On 22 November market reports quoted Steven Udvar-Hazy, ILFC’s founder and CEO, as saying that the leasing unit was in the process of being sold to a consortium of investors that included existing management. Udvar-Hazy was also reported as saying that a deal would be closed by early 1Q09, and the company’s value was roughly USD 10bn.

Udvar-Hazy’s comments were said to be a misrepresentation of the process’ current stage, as it is too early to foretell the value, final bidder, and timing of a deal. Still, both sources familiar said ILFC was considered much more valuable with Udvar-Hazy at its helm. While they noted that he could not afford to take out the company alone, the sources said it was very likely he would run the entity.

Separately, an industry source familiar with the situation said he heard ILFC had been moving very slowly towards a sale and instead was focused on assessing its avenues of credit to figure out how to stabilize the fund for the next quarter.

Debt maturing in 2008 includes approximately USD 4.6bn and USD 4.4bn in bank debt and commercial paper respectively, according to company filings. The company has also stated: “Our borrowing strategy will, over time, result in approximately 15% of our debt, excluding commercial paper, maturing in any one year.”

While neither of the two sources familiar would conjecture on the timing of a deal announcement they did say ILFC was expected to receive bids despite the collapsed credit market. One of the sources said the company’s book value was USD 7.5bn.

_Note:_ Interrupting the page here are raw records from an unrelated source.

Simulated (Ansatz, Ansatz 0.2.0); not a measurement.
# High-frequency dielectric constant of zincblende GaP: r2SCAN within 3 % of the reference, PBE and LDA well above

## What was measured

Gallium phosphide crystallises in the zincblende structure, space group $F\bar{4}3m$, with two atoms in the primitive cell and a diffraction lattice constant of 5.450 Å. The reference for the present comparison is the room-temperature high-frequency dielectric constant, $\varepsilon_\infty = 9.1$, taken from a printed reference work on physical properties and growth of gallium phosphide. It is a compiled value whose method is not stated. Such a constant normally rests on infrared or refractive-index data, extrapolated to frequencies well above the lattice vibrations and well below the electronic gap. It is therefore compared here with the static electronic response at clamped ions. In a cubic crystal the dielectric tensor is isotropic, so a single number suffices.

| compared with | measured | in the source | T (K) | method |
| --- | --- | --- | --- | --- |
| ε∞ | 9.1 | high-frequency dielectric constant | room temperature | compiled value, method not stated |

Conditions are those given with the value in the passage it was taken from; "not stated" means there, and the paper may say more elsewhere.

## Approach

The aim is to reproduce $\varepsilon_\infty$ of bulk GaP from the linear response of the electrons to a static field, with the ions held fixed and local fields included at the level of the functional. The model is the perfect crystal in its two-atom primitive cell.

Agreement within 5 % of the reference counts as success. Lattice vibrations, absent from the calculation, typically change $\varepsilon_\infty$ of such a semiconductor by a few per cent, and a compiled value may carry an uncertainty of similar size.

Discussing how such a massive deal could be financed in the current market, the first source posited a scenario in which an interested buyer or group of buyers would shore up about USD 6bn of capital, and then consider how to raise another couple of billion dollars in debt to pay for the equity.

A second industry source believed it was possible for a group of private equities to join forces, each contributing roughly USD 1.5bn in equity to realize a deal. Still, he cautioned that potential bidders could consider paying below book value as returns could diminish due to an expected slump in travel.

With an estimated USD 40bn worth of planes, the same source said a deal would have to be structured whereby the already leveraged ILFC would not be too deleveraged, but could still maintain its single A rating - - a challenge that some industry sources described as an impossibility.

The industry source explained ILFC’s business model was predicated upon maintaining its single A rating. However, that rating was a byproduct of the company’s attachment to AIG which had, at one time, enough liquidity to support the leasing business model.

The Federal Reserve has extended AIG a USD 150bn bailout lifeline, and in turn controls roughly 80% of its equity stake.

The second source said he believed ILFC would be highly leveraged because its assets are strong collateral and can be levered extensively. He said a more likely scenario could include asking the government for some lingering support whereby allowing the buyer to maintain ILFC’s single A rating.

If the government has hopes of securing full value for ILFC, it will have to provide some ongoing support, the same source said. Conversely, if the government does not provide aid to buyers, the company is expected to be sold at a lower price.

Discussing why AIG would opt to pursue the sale of ILFC in the bleakest of markets, the second source said it had no choice. He categorized it as a distressed sale, noting that the government is extraordinarily exposed through its investment in AIG and is attempting to raise whatever money it can.

Potential bidders for the company will be few, the sources familiar said, adding that it will be majority, if not totally, dominated by financial sponsors. TPG, KKR, and Carlyle were mentioned as likely bidders, though the second source said the ultimate buyer would likely have to be a consortium.

Berkshire was also mentioned as a prospective bidder, however, both sources said its recapitalization of Goldman Sachs and GE may have tied its hands up for now. Terra Firma – owner of two aircraft leasing companies, namely Pegasus and AWAS – could also show interest in ILFC, but may also have to be a member of a larger consortium, the first source said.